There’s something that’s been bothering me lately: this concept where a life in which you travel is inherently better than one in which you don’t.
It goes without saying that I love to travel and that I find it incredibly valuable in a multitude of ways. Going to new cities inspires me: wandering aimlessly down unfamiliar streets feels liberating, figuring out foreign public transportation systems challenges me, noticing all the little ways in which cultures differ (and are also the same) makes me feel more connected to both my own home and the world at large. And escaping the chaos of New York City in a cabin by a lush and verdant lake or a sun-soaked beach relaxes me and rejuvenates me. I’m incredibly grateful for the experiences that I’ve had living abroad, traveling solo and traveling with (new and old) friends in such a wide variety of places: I fully believe they’ve shaped me into a better (but not perfect) wife, daughter, friend, employee and citizen.
That said, I don’t think that “living the dream” necessarily means a tropical drink in a hammock on a white sand beach in a faraway place. The dream could be a lake house where you spend every summer weekend, or a baby (!) and all of the commitments that come along with it, or a job where you give back to the community and feel fulfilled every day, or a life in which all of your debts are paid off. Not every dream needs to be filtered and captioned and shared immediately on Instagram.
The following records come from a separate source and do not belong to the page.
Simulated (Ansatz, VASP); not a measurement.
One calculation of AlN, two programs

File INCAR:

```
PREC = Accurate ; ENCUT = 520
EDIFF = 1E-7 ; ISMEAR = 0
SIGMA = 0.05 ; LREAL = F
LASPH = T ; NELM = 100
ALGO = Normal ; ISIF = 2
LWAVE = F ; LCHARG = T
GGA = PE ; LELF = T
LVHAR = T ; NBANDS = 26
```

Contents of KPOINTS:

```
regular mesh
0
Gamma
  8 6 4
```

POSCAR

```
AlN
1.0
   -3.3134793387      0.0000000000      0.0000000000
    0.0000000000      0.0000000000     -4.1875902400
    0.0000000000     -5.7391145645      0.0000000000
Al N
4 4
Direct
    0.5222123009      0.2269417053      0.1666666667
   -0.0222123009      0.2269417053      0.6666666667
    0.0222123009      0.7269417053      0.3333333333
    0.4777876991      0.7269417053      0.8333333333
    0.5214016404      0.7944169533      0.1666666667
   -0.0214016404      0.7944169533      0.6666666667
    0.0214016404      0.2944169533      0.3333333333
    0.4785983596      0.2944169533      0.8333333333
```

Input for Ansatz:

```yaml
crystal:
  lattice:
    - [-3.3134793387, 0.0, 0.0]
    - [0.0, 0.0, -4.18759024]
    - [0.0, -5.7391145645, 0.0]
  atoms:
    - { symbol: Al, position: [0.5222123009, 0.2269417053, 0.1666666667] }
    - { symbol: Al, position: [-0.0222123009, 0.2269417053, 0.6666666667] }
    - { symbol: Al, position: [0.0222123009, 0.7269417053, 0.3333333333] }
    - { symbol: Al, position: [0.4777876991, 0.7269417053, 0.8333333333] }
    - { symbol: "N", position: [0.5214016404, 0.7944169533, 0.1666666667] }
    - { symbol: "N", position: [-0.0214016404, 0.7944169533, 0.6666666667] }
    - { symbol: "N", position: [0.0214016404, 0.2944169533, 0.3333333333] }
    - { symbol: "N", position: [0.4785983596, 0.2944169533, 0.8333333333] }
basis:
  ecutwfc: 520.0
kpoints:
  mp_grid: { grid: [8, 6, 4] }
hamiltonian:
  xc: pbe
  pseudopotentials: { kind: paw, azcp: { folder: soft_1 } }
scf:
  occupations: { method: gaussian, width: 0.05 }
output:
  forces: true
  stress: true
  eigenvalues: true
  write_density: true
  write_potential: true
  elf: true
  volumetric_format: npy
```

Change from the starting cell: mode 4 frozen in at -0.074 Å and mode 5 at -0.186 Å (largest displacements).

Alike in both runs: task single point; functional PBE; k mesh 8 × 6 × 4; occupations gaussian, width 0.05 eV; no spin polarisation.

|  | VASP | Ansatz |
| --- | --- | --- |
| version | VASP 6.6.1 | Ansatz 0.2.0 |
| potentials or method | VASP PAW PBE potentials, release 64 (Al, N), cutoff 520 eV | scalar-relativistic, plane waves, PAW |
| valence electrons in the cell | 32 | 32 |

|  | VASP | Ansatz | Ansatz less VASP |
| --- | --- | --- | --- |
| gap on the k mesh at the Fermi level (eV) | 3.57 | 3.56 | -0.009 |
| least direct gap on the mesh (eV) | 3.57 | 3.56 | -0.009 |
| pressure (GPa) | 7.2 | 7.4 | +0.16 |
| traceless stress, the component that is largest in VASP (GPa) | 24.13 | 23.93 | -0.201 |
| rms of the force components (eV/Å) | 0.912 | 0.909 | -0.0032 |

You don’t have to go across the world to find yourself. You don’t have to quit your job and buy a round-the-world plane ticket to be a traveler. You don’t have to leave the country to have a relaxing or inspiring vacation (although I do think it’s nice to have a passport and thus have the possibility of doing so, should you please), and you don’t have to leave your backyard to be curious. You don’t have to give into the 2017 version of keeping up the with the Joneses (and their perfectly Instagrammed Iceland road trips or Bali yoga retreats or croissants in Paris) to be happy and fulfilled.
I’m friends with a lot of travel bloggers (both online and in real life), and there’s often this very obvious (or sometimes sneakily subtle) feeling of superiority because they travel regularly and make a living from it. Sometimes they even want to teach you how to do it too (!), as if the world needs fewer accountants and engineers and secretaries and is instead calling out for more people to get paid to take photos of waterfalls and post them on Instagram. Even as someone with her toes dipped in the industry, I have the very real sense that this whole travel influencer thing is all a huge bubble that might very well burst. And I see all of the ebooks and guides on “how you can do it too!” and headlines screaming about six-figure salaries while thinking: but is the behind-the-scenes as desirable as the highlight reel? Is that flashy salary paying for health insurance and 401Ks? Are you really as content as the life that you’re trying to sell?
Because within this narrative of exotic travel equaling the dream life, there’s a latent disdain for a life of commutes and offices and mortgages and “the real world” in which many of us live. Speaking as someone who regularly deals with train delays and arbitrary work hours and exorbitant rent payments, I can say quite honestly that there are certainly days in which I would prefer to be sipping a margarita while staring at a turquoise sea instead of dealing with “real life.” But as someone who travels fairly regularly for work and for play, I can also say that real life has a way of catching up with you, no matter where in the world you are. There can be joy and heartache and arguments and the feeling as if everything is finally clicking together at home or the office or while stuck in traffic on your way home just as much as it can happen on vacation.
When I started this blog seven years ago, I certainly considered the possibility of one day being a freelance writer. Maybe even dreamed of it! But after trying out life as a full-time travel blogger as I traveled solo through Southeast Asia for three months, I realized: this isn’t for me. I like routines, and coming home to a comfortable bed and flowers on my bedside table, and having friends who I can see regularly for book club or a workout class or an emergency bottle of wine while watching reality TV. I like having a life that isn’t just travel, and I like the fact that I truly appreciate the new places I get to go because it’s not just work and it’s not just what happens every day.
Sometimes I think the crux of the issue is the notion of feeling trapped, feeling stuck in a job or a small town or a relationship: you have to remember how much you own not only the choices you make but your attitude toward them. If a life of travel is your dream, then go for it. But if that’s not the life you dream of: be secure in that choice too.